In my last post, I touched on the importance of bringing the human back to marketing and that this would be the focus of our “war room.” I promised this post would give you a look into our first meeting and why it was nothing like NASA Mission Control.
First of all, no security protocol—no eyeball scanners, no retractable badges, nothing. We were able to waltz right into the conference room, no questions asked. Second of all, I have to imagine that if NASA was able to put a man on the moon, they must have their processes flawlessly developed. Unfortunately, at this early stage, we had no process developed. Our first meeting would turn out to be a giant brainstorm session. What capabilities do we have? What abilities would we need? And how can we use this to immerse ourselves in our brand experience?
Six of us marketers gathered around the conference table. At our disposal, we had one fairly large TV, a very fickle dongle to connect wirelessly, and all the coffee we could ever drink. We started brainstorming. We began with our lead generation platform. This tool, in real-time, can reveal the identity of our website visitors. It also gives us direct links to what they are looking at, how frequently, and how long they spend on each page. With this information, we can glean some insight into the types of problems our website visitors (potential clients) are trying to solve. In turn, we can determine the most relevant content to provide them in order build trust and to help them along through their buyer’s journey.

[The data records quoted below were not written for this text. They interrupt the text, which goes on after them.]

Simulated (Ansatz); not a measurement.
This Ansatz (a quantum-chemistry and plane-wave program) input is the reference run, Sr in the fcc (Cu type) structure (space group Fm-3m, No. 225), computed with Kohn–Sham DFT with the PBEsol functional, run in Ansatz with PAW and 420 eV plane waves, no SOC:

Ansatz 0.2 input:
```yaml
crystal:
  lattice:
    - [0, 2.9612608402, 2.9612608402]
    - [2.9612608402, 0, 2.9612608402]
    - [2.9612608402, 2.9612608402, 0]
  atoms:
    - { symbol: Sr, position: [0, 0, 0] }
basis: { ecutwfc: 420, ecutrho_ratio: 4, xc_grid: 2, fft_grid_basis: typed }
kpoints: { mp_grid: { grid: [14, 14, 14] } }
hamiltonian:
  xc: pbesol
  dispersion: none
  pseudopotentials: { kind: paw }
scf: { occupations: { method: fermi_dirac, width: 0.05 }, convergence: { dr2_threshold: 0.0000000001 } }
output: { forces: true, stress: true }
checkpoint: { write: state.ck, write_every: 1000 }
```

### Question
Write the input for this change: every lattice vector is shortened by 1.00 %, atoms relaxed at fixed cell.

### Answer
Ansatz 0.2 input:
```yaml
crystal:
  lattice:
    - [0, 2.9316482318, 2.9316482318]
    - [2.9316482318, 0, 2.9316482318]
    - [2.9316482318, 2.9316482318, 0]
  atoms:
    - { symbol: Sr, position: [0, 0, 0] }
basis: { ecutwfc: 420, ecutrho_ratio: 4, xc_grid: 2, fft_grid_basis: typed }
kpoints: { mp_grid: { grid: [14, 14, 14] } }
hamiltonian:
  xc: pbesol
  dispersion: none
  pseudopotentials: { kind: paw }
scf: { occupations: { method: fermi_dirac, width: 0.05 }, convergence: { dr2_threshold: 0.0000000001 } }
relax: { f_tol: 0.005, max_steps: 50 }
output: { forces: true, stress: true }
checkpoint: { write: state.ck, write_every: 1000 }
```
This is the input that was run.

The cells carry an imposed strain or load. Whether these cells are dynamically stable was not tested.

You are probably thinking that this sounds too simple. If it were this easy, there would already be a process in place, right? Well, yes, we have hit our first roadblock. While extremely useful, this lead gen platform can only give us this insight at a company level. This means that if we pinpoint a company with significant activity on our website, trying to solve a problem, we have no vision as to which specific individual within the company is making the visits. If we wanted to reach out to ask how we could help this person, we would have to cast a very wide net and hope we hit the appropriate person to start a dialogue. Immediately, a new discussion was ignited around what technology platforms we could potentially incorporate to further refine this process.
We are clearly not yet a well-oiled machine, but our first meeting sparked a lot of good ideas and excitement. If we keep this up, we could really begin to understand how to bring the human back to marketing (in which case, we would definitely need some sort of security protocol).